FAIRMONT – If you want to hear about that $24 million NASA contract, you have to take the car tour, first.
One look at rocket ship-styled hood ornaments and other trappings on that 1957 Chevrolet Nomad told the tale in Wade Linger’s garage Wednesday afternoon.
The Chevy Nomad was a station wagon – of all things – a perfect visual for Eisenhower’s America.
However, even if it was solid and comfortable, it was still accessorized with that American predilection, and that American fascination, of simply soaring faster and higher than everyone else.
There was dashboard, with its jet fighter instrumentation.
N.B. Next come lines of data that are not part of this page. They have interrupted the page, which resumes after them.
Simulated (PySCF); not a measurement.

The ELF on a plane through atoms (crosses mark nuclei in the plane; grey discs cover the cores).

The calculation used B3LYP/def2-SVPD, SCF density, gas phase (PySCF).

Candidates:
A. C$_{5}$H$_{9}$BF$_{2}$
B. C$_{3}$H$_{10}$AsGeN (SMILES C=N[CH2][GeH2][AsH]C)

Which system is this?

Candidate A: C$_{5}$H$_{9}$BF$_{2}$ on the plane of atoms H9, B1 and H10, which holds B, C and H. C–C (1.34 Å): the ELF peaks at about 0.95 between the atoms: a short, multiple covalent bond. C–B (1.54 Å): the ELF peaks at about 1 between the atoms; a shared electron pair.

And that whiz-bang steering wheel, smacking of test pilot bliss.
Those aerodynamic tail fins, too.
Don’t forget the chrome-laden, backup lights, bearing an on-purpose resemblance to the thrusters on a rocket ship to Mars.
“That’s where we were then,” Linger said.
Tailfin ’57 was also the year the Russians got to outer space first – when Sputnik when up.
While the humble satellite didn’t do much but omit radio beeps while making a few low-orbit passes around the Earth, it launched the Space Race that eventually put Neil Armstrong and Buzz Aldrin on the Moon.
“And he we are now,” Linger said, popping the Nomad’s hood to show its 21st century workings underneath.
Lest you think, though, this story is solely about classic cars … well, it isn’t.
Riding shotgun
In car circles, Linger is known as the owner and proprietor of Wade’s Garage, which dresses up classic, Detroit rolling iron with the newest of the new technologies: Brakes, suspension, torque and the like.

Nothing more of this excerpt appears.